Key Takeaways
- The Delhi High Court has given the government and CCI one week to justify penalties based on global turnover.
- Apple is challenging the law, fearing potential fines up to $38 billion for alleged App Store abuses in India.
- The CCI accuses Apple of delaying its investigation, while Apple calls the penalty framework “arbitrary.”
- The case is a major test for India’s regulatory approach to Big Tech.
The Delhi High Court has directed the Indian government and the Competition Commission of India (CCI) to explain, within a week, the legal basis for imposing antitrust penalties based on a company’s global turnover. The order came during a hearing on Apple’s petition challenging recent amendments to the Competition Act.
A bench led by Chief Justice Devendra Kumar Upadhyaya issued notices but declined to immediately rule on the CCI’s demand for Apple’s financial data or Apple’s request for protection from coercive action. The next hearing is scheduled for 16 December.
The Core Legal Challenge
Apple is contesting the 2023 amendment to the Competition Act and the 2024 Monetary Penalty Guidelines. These allow the CCI to levy fines of up to 10% of a company’s average global turnover from the past three years.

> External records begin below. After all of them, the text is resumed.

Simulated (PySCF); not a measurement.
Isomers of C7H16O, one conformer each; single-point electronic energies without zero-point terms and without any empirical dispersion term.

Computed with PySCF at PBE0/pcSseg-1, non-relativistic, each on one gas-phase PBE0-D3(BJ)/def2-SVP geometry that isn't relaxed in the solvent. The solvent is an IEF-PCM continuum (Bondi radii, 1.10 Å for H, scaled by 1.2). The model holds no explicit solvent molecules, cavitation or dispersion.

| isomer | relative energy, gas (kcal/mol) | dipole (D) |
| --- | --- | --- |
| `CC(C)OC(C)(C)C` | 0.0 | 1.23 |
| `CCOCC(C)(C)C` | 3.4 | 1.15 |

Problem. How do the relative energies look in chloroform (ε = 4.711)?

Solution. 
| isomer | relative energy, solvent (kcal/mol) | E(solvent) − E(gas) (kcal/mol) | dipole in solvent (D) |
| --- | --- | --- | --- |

The tech giant argues this is “arbitrary and grossly disproportionate” for alleged misconduct confined to the Indian market, which represents a tiny fraction of its global business. Apple’s plea warns that, if found guilty in the ongoing App Store probe, it could face a staggering penalty of nearly $38 billion.
Apple also contends the provision contradicts a 2017 Supreme Court ruling () that penalties should be based on “relevant turnover,” not total global sales.
CCI’s Investigation and Counter-Argument
The CCI is investigating Apple over complaints filed between 2021-2022 by Indian startups, NGOs, and Match Group (owner of Tinder). They allege Apple abused its dominant position by forcing developers to use its in-app payment system and pay commissions up to 30%.
In court, CCI’s senior advocate Balbir Singh argued Apple was trying to delay the process. “We have only asked for India turnover, not global turnover—why are they withholding it?” he asked. Singh stated the investigation was complete and Apple must now respond to the findings.
The regulator argued that fears of massive global-turnover fines are overblown. The law requires the CCI to first define the relevant market before calculating penalties, and global turnover is used only as a last resort when a company fails to provide sufficient local data.
Global Context of Antitrust Fines
India’s penalty framework is closer to the European Union’s than that of the United States. The EU can impose fines up to 10% of global turnover but typically bases calculations on revenue linked to the specific market where the violation occurred.
For instance, the EU’s €4.34-billion fine against Google in 2018 used revenue from Android search services in Europe. Its 2024 €1.84-billion fine on Apple amounted to just 0.5% of Apple’s global sales.
Apple’s business in India, while growing fast, is still significantly smaller than in Europe. The company earned about $8 billion in India in FY24, compared to $101.33 billion in Europe.
What’s at Stake
This case is poised to become a landmark test for how India’s updated competition law is applied to multinational technology giants. The outcome will shape the CCI’s future enforcement actions and set a precedent for regulating Big Tech in one of the world’s most critical digital markets.
Apple’s senior advocate, Abhishek Manu Singhvi, told the court the company could not meet the CCI’s 8 December deadline for financial data as it was not publicly disclosed in India and needed to be collated. Queries sent to Apple India and the CCI remained unanswered.